Before I start, I must say that large armies are not the only way to challenge the civilised world. You can take civilisation apart with small and numerous raids just as well as with large campaigns. Now on the the main topic as I see it.
Population pressures would be one reason for the barbarians being able to get together large armies. They were actually much more numerous than the civilised armies because while the civilised armies (i.e. Roman) were institutionalised and very highly-trained and therefore smaller in numbers, the 'barbarians' came with entire populations of manhood, not merely a percentage, and these were not trained in any formal way except in the school of hard knocks. Their equipment was simple, and hence they didn't cost much to field compared to the high-logistics civilised armies. I have in mind here the Germanic peoples, since at the time the Roman Empire collapsed, the Celts had already been Romanised and looked just as good in lorica segmentata as any Italian, maybe even better. This is continental warfare as I see it.
With regards to Britain, the barbarian armies that attacked the island were not even armies, but hordes of raiders. These struck at the cohesion of the civilised society, not at any representative presence e.g. an army. They came and went so fast armies were practically useless against them, as well as most navies.

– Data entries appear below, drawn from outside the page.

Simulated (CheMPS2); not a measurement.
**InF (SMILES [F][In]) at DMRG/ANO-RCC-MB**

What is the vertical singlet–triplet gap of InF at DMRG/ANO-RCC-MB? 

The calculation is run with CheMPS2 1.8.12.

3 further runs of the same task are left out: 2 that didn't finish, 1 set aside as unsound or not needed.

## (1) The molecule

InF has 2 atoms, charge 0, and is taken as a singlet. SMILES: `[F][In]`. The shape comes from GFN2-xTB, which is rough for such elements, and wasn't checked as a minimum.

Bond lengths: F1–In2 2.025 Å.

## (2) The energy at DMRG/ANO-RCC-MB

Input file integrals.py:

Furthermore, there was the most insidious method of challenge which is from within. Many of the armies that caused the fall of the Western Romans were actually settled and present within the Empire as foederatio, allies of sorts. Essentially it's a case of letting the wolf into your bedroom because you know your door isn't strong enough to keep it out. They took apart the Empire from within.
It isn't true that armies grew smaller post-Roman Empire, not immediately anyway. But as the Dark Ages set in, you do get forces numbering in the thousands instead of the tens of thousands like before.